Same Analyzer detects entity in text but not in image
Describe the bug same Analyzer detects LOCATION entity token in text but fails to detect the same token in an image
To Reproduce
analyzer=AnalyzerEngine(nlp_engine=nlp_engine_with_french,
log_decision_process="true",supported_languages = ["fr","en"])
print(analyzer.analyze(text='VALENCE', language ="en"))
ImageAnalyzer = ImageAnalyzerEngine(analyzer_engine = analyzer)
engine = ImageRedactorEngine(image_analyzer_engine = ImageAnalyzer)
Expected behavior VALENCE is detected as location, even if I change the language, the text, lower-case etc... it is detected as LOCATION. If I use the same Analyzer to create an ImageAnalyzer, VALENCE should be detected as LOCATION if the word is there in the image.
Could it be the the OCR engine doesn't recognizer this text? Have you tried running tesseract on it to see the output?
since I have the log_decision_process to "true", the word "VALENCE" is there in the log
Edit: That being said, I created an empty image with just the word "VALENCE" on it, and it was detected as LOCATION. Does the detection depends on the words before and after ??
Yes, location is detected using a named entity recognition model. context words could certainly change the output. If you have a finite list of locations, you can create a deny list and pass it to the analyzer engine.
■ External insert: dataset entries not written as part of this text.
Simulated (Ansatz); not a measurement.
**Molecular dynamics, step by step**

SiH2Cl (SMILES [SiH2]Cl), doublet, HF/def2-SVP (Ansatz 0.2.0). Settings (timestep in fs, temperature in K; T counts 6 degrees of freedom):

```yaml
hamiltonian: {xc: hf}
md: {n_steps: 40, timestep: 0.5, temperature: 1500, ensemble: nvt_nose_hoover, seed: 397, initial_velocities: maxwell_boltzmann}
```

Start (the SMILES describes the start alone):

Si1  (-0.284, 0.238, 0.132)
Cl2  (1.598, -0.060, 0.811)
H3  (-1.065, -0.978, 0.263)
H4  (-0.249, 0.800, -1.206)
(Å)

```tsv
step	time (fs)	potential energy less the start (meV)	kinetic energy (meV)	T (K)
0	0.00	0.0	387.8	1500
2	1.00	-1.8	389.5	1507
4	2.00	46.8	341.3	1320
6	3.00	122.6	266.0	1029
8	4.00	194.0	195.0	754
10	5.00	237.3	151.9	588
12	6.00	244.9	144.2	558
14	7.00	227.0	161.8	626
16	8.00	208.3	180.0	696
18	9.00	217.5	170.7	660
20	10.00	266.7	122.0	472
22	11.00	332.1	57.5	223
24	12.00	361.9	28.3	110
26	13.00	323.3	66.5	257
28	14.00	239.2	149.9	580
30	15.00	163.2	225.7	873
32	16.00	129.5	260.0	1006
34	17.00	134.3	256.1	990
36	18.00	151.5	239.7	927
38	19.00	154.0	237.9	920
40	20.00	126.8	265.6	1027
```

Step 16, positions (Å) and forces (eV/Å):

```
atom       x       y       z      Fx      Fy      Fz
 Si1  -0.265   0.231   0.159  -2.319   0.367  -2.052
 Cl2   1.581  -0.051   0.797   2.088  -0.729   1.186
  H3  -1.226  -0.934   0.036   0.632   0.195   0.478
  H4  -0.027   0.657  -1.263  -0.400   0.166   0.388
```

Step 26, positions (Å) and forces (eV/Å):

Yes, location is detected using a named entity recognition model. context words could certainly change the output. If you have a finite list of locations, you can create a deny list and pass it to the analyzer engine.
Thanks for your reply. I actually have that already in my code but I still don't detect this one location. I think the problem is deeper, something about that exact document makes it problematic. In my deny list though I have the locations first letter Capital, in the document it is written all in CAPITAL letters, not sure if this is a problem.